SECURITIES AND EXCHANGE COMMISSION
                                WASHINGTON, D.C. 20549

                                    ______________


                                       FORM 8-K


                                    CURRENT REPORT


                        PURSUANT TO SECTION 13 OR 15(d) of the
                           SECURITIES EXCHANGE ACT OF 1934




          Date of Report (Date of earliest event reported): June 30, 1995



                             DENTSPLY International Inc.
                (Exact name of registrant as specified in its charter)



                     Delaware             0-16211           39-1434669
          (State or other jurisdiction  (Commission        (IRS Employer
                of incorporation)       File Number)    Identification No.)



                  570 West College Avenue, York, PA         17405-0872
               (Address of principal executive offices)     (Zip code)



          Registrant's telephone number, including area code: 717-845-7511








                                 Page 1 of 26 pages.
                               Exhibit Index on page 5.


          Item 2.   Acquisition or Disposition of Assets.
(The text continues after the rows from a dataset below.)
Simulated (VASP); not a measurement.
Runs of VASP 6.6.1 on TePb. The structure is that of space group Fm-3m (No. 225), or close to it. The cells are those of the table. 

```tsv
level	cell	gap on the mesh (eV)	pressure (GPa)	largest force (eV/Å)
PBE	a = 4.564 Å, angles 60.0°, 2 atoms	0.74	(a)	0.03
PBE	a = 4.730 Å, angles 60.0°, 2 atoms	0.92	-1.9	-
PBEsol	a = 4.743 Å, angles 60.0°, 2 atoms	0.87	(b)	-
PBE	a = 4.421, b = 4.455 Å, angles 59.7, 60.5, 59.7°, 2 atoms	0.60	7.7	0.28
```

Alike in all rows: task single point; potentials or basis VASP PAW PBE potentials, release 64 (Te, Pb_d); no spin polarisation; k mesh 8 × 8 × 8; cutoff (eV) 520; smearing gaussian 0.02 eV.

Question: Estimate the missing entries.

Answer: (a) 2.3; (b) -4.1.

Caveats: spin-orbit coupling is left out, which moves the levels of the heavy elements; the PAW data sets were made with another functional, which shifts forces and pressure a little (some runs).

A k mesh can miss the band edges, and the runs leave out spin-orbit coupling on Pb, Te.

                    On June 30, 1995, DENTSPLY International Inc., a
          Delaware corporation (the "Company"), through Dentsply Ltd., a
          corporation registered in the British Cayman Islands and a wholly
          owned subsidiary of the Company ("Purchaser"), consummated the
          acquisition (the "Purchase") of approximately 96% of the
          outstanding shares of capital stock (the "Shares") of Maillefer
          Instruments S.A., a corporation organized under the laws of
          Switzerland ("Maillefer"), pursuant to a Sales-Purchase Agreement
          dated May 30, 1995 (the "Agreement") between certain stockholders
          of Maillefer (the "Sellers"), Purchaser, and the Company as
          guarantor.  The purchase price was SFr. 11,000 cash per Share
          (the "Purchase Price"), with the aggregate Purchase Price for all
          Shares acquired in the Purchase being approximately $66,000,000,
          subject to adjustment as described below.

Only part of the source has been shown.